A constant expression is an expression that involves only constants. Such expressions may be evaluated during compilation rather than run-time, and accordingly may be used in any place that a constant can occur, as in
#define MAXLINE 1000
char line[MAXLINE+1];
or
#define LEAP 1 /* in leap years */
int days[31+28+LEAP+31+30+31+30+31+31+30+31+30+31];
A string constant, or string literal, is a sequence of zero or more characters surrounded by double quotes, as in
"I am a string"
or
"" /* the empty string */
The quotes are not part of the string, but serve only to delimit it. The same
escape sequences used in character constants apply in strings; \"
represents the
double-quote character. String constants can be concatenated at compile time:
"hello," " world"
is equivalent to
"hello, world"
This is useful for splitting long strings across several source lines.
Technically, a string constant is an array of characters. The internal
representation of a string has a null character '\0'
at the end, so the physical
storage required is one more than the number of characters written between the
quotes. This representation means that there is no limit to how long a string
can be, but programs must scan a string completely to determine its length.
The standard library function strlen(s)
returns the length of its character
string argument s
, excluding the terminal '\0'
. Here is our version:
/* strlen: return length of s */
int strlen(char s[])
{
int i;
i = 0;
while (s[i] != '\0')
++i;
return i;
}
strlen
and other string functions are declared in the standard header
<string.h>
.
Be careful to distinguish between a character constant and a string that contains
a single character: 'x'
is not the same as "x"
. The former is an integer,
used to produce the numeric value of the letter x
in the machine's character set.
The latter is an array of characters that contains one character (the letter x)
and a '\0'
.
There is one other kind of constant, the enumeration constant. An enumeration is a list of constant integer values, as in
enum boolean { NO, YES };
The first name in an enum
has value 0
, the next 1
, and so on, unless explicit
values are specified. If not all values are specified, unspecified values continue
the progression from the last specified value, as in the second of these examples:
enum escapes { BELL = '\a', BACKSPACE = '\b', TAB = '\t',
NEWLINE = '\n', VTAB = '\v', RETURN = '\r' };
enum months { JAN = 1, FEB, MAR, APR, MAY, JUN,
JUL, AUG, SEP, OCT, NOV, DEC };
/* FEB is 2, MAR is 3, etc. */
Names in different enumerations must be distinct. Values need not be distinct in the same enumeration.

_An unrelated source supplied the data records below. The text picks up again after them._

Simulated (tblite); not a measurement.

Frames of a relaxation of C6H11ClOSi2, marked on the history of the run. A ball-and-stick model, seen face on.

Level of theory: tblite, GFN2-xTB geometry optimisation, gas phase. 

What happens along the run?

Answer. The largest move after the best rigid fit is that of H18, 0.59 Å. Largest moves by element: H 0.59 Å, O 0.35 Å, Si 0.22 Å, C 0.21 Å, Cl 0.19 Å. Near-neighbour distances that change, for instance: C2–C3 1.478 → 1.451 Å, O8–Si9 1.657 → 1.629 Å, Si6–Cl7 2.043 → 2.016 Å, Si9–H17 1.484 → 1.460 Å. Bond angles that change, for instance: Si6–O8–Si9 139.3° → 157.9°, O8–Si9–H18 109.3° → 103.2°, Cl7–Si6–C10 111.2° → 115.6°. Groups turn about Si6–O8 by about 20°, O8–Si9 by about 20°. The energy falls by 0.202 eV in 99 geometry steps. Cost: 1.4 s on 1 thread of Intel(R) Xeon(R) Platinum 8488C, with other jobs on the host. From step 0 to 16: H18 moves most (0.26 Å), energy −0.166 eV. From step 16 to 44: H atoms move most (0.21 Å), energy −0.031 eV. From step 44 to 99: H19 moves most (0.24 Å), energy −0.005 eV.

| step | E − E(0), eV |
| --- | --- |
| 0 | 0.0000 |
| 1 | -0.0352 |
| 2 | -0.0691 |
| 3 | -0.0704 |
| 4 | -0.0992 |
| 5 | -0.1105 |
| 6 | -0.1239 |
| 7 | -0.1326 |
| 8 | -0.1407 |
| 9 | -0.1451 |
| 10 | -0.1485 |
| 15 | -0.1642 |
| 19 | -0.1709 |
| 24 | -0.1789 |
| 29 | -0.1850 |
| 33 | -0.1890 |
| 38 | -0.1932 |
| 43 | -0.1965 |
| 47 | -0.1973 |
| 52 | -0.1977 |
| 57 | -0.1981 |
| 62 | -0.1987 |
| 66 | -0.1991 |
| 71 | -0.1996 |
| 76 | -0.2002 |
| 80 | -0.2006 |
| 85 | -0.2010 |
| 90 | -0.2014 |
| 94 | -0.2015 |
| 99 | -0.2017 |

Enumerations provide a convenient way to associate constant values with
names, an alternative to #define
with the advantage that the values can be
generated for you. Although variables of enum
types may be declared, compilers
need not check that what you store in such a variable is a valid value for
the enumeration. Nevertheless, enumeration variables offer the chance of
checking and so are often better than #define
s. In addition, a debugger may
be able to print values of enumeration variables in their symbolic form.
2.4 - Declarations
All variables must be declared before use, although certain declarations can be made implicitly by context. A declaration specifies a type, and contains a list of one or more variables of that type, as in
int lower, upper, step;
char c, line[1000];
Variables can be distributed among declarations in any fashion; the lists above could equally well be written as
int lower;
int upper;
int step;
char c;
char line[1000];
This latter form takes more space, but is convenient for adding a comment to each declaration or for subsequent modifications.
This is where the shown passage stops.